(Editor’s note: On November 6, 2020, the following letter, also embedded as a PDF file at the bottom of this post, was mailed by certified mail, return receipt requested, to The Division of Corporate Finance of The U.S. Securities and Exchange Commission.)
LETTER OF OPPOSITION TO REGISTRATION STATEMENT OF AIRBNB, INC.
To Whom It May Concern:
This letter is a timely formal written opposition to the registration statement of Airbnb, Inc., filed originally as a Form S-1 registration on or about August 19, 2020, for listing as a publicly-traded company on a major stock exchange. My purposes for this letter are to bring matters to the attention of the Securities & Exchange Commission consistent with the Commission’s stated mission to protect investors; maintain fair, orderly, and efficient markets; and facilitate capital formation. My opposition to the registration is based on ten years of research into Airbnb, Inc., hereafter simply “Airbnb”. This letter contains multiple reasons why the Securities & Exchange Commission should refuse the registration statement of Airbnb, Inc., issue a stop order of the registration, deny any request to accelerate the effective date of Airbnb’s registration, or, at minimum, delay registration indefinitely until a full investigation can be conducted of each and every claim alleged herein.

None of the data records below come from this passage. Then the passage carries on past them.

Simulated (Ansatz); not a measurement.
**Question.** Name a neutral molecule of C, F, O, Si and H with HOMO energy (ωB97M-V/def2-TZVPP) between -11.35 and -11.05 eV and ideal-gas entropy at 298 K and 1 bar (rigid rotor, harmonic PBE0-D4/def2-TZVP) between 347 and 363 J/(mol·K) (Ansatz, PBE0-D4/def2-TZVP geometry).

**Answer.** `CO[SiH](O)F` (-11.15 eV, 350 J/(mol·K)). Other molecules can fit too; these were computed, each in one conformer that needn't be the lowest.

My research into Airbnb arises primarily from Airbnb’s relationship with its original investor, Y Combinator, LLC, hereafter “Y Combinator”. This letter also serves as a formal written opposition to the registration statement filed by every company with Y Combinator as an investor, to the extent that Y Combinator’s relationship with such company may be relevant to the SEC’s review of that company’s registration.